[Beta] Do not AutoCommit changes

As was in the old editor, the new Editor constantly saves the changes from your files as you edit then (which is good and needed).

It also auto-commits those changes every (if I’m not mistaken) 15 minutes. This was ok in the old editor, but with the Version Control introduced in the Beta editor, we should be able to completely control our commits, so things like:

Should look just like:

image

What I think it should do is always save the editing of the workfiles but don’t commit or always commit amending the prior commit and when the dev clicks in commit, then it reopens that last commit so we can commit always using a useful commit message. I always review every change in every file before commit in my work and personal projects and would like to do that here too, now that we have an almost full VCS implemented.

Of course, this should be configurable, since for new users or users not as familiar with git the current workflow is perfect.

5 Likes

Or maybe an option to hide those auto-commits?

No, just hidding will actually serve me nothing.

When I commit my changes I want to see and review all changes since the last commit. If there was other commits in between that are hidden I would not have “approved” them. What I want is all changes to be in a single commit, when I think is time to commit them according to changes I’m doing.

The way is right now I need to review the current changes, but also every single auto-commit in between the last manual commit, which is a lot of work to review changes that are not even valid anymore.

1 Like

Yep. My current workflow is to create a ‘dirty’ branch in the ide, work on it and, when I’m happy, fetch it locally to sort out the mess it’s made of my commit history, merge it to ‘clean’ branch, push that back to anvil, reset the ‘dirty’ branch and go again.

2 Likes

Exactly. I also use branchs for every different workflow, but doing this workaround is not optimal.
I wanted to show a clean history for all branches.

1 Like

I agree with the request.

The very fact of fetching it locally as @owen.campbell suggests, does cause that fetched branch to remain there forever.

I often fetch to do the actual editing (not just the final review), especially when I work on some complex logic with tons of classes that have nothing to do with UI. I fetch, work on my classes in PyCharm, run tests, then push. Then I notice that something needs to be tweaked and I start with some back and forth between PyCharm and the IDE, which causes the repository to have even more than one ugly commit every 15 minutes.

I, like Owen, am at peace with the proliferation of useless commits in the development branch, and try to keep the published branches clean.

But, unlike Owen, I work offline only on the development branch, then I merge development to production in the IDE. So I don’t get the occasional merge commit because I have inadvertently modified something online before pushing my commit from PyCharm.

1 Like

I tend to get rid of the branches. I end up with an ‘orphaned’ series of dirty commits but I don’t really mind that.

You mean you fetch, then work on another branch locally, then push, then delete the branch that you previously fetched so that commit is orphaned?

No, that’s too much work for me!

Then “I am at peace with the proliferation of useless commits in the development branch”, but more than Owen!

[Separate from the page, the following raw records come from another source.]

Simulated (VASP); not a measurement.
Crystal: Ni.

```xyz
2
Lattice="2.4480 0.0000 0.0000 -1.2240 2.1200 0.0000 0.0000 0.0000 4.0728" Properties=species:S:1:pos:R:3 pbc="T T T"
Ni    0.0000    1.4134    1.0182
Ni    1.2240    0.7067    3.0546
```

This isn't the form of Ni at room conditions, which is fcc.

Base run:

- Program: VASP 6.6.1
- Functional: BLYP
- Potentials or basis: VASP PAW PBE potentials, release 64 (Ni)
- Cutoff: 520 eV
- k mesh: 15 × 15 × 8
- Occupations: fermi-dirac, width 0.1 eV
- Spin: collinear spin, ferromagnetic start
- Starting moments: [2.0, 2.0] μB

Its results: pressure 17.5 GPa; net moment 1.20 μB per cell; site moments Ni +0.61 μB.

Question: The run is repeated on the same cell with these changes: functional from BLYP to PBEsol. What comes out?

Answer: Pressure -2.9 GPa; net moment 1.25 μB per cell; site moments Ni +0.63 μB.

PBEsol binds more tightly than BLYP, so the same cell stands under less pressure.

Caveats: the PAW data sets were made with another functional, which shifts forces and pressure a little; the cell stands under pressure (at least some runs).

I’m just happy to have a clean production branch.

1 Like

I am too and the VCS view implemented in the Beta editor made me mega happy, but we could do more with probably just a few tweaks in some settings.

If it’s possible, I want every branch to be as clean as it can be, with only a few merge commits with default message, that I don’t mind.

I think the “Edited … files” was awesome for the old editor ( way better than “Saved automatically” used before) but now I think we need a little more hehehe.

1 Like

Just to clarify the current behavior, the IDE (beta and classic) only auto-commits if you haven’t made any edits for 15 minutes straight: https://anvil.works/docs/version-control-new-ide#automatic-commits

So you can code for an hour and not get an auto-commit as long as you don’t stop making edits in the IDE for more than 15 minutes. (Still, I’d like to be able to take a break without making a commit.)

3 Likes

5 posts were split to a new topic: [Beta] Incorrectly amending commits

I would also like to “turn off” the IDE creating commits for me every 15 minutes. Saving is still required for sure, but if that can be decoupled from commits, I’d want that.